Several other URC member churches which had seceded from the Christian Reformed Church by 1993 also attended the Zwolle session, but only Gangar attended this year’s meeting because the United Reformed synod session in Canada overlapped the ICRC session in Seoul.

“I think basically the purposes of the ICRC reflect our reasons for joining,” said Gangar, citing inter-federational contacts and the establishment of formal ecumenical relations with other denominations as the key benefits of ICRC membership for the United Reformed Churches.

SEVEN DENOMINATIONS ADMITTED AND ARP QUESTIONED

In its first business session, the International Conference of Reformed Churches admitted seven new denominations, increasing its size from 14 to 21 members.

Most of the new denominations are groups which previously pulled out of the Reformed Ecumenical Council due to concerns over theological liberalism. However, a history of objections to theological trends in the REC wasn’t enough to satisfy all ICRC members that the applicants were sufficiently Reformed to be ICRC members. One ofthe new North American members, the Associate Reformed Presbyterian Church, came in for significant criticism.

“What I am concerned about is that the ICRC continue on its course giving due regard to our constitution,” said Dr. Rowland Ward of the Presbyterian Church of Eastern Australia. “We are not a conference of people who are reforming, but of people who are Reformed.”

In response to questions from Ward and other delegates about toleration of freemasonry and a history of Barthianism, ARPC representative Rev. Jack Whytock presented a summary of the recent history of his denomination.

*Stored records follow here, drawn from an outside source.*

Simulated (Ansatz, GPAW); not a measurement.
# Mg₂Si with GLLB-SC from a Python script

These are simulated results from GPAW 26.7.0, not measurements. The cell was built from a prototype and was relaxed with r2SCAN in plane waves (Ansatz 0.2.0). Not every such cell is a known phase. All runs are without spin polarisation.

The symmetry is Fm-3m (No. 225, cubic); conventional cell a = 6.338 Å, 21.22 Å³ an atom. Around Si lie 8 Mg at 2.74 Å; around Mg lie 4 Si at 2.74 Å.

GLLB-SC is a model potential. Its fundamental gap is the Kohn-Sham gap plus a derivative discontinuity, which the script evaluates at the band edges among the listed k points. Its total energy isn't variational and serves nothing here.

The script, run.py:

“From 1978 onwards there has been a change of direction of the synod,” said Whytock, noting that the ARP decision not to allow the ordination of women as ministers and elders proved to be the beginning of a conservative shift in the denomination that is now being reflected in the denomination's changing ecumenical involvements.

“We have removed ourselves from the World Alliance of Reformed Churches, we have been an active participant in the North American Presbyterian and Reformed Counci!,” said Whytock. “Part of our desire is to join the ICRC to realign ourselves with likeminded Reformed Churches.”

Rev. Jack Peterson, chairman of the Orthodox Presbyterian Church’s interchurch relations committee, explained why his denomination — not generally viewed as tolerant of theological deviations — chose to establish fraternal relations with the Associate Reformed Presbyterians, encourage their admission to NAPARC, and now sponsor them for ICRC membership.

“Admittedly when we took this step it was a risk,” said Peterson, describing the early history of OPC-ARP relations. “This is a church that was on the way out, down, in sad shape. The Lord has done a marvelous work.”

Assurances from the OPC weren't adequate for all ICRC delegates. “I did not quite hear an answer on how the church would deal with freemasonry, if there are officebearers involved in that,” said Rev. C.J. Haak of the Gereformeerde Kerken in Nederland (Vrijgemaakt). “Are there precedents on the matter, decisions on this?”

Whytock said the denomination had no formal position on affiliation with the Masonic Lodge and that such matters would be handled by the local elders, subject to church order procedures for handling any complaints or appeals against decisions by local churches.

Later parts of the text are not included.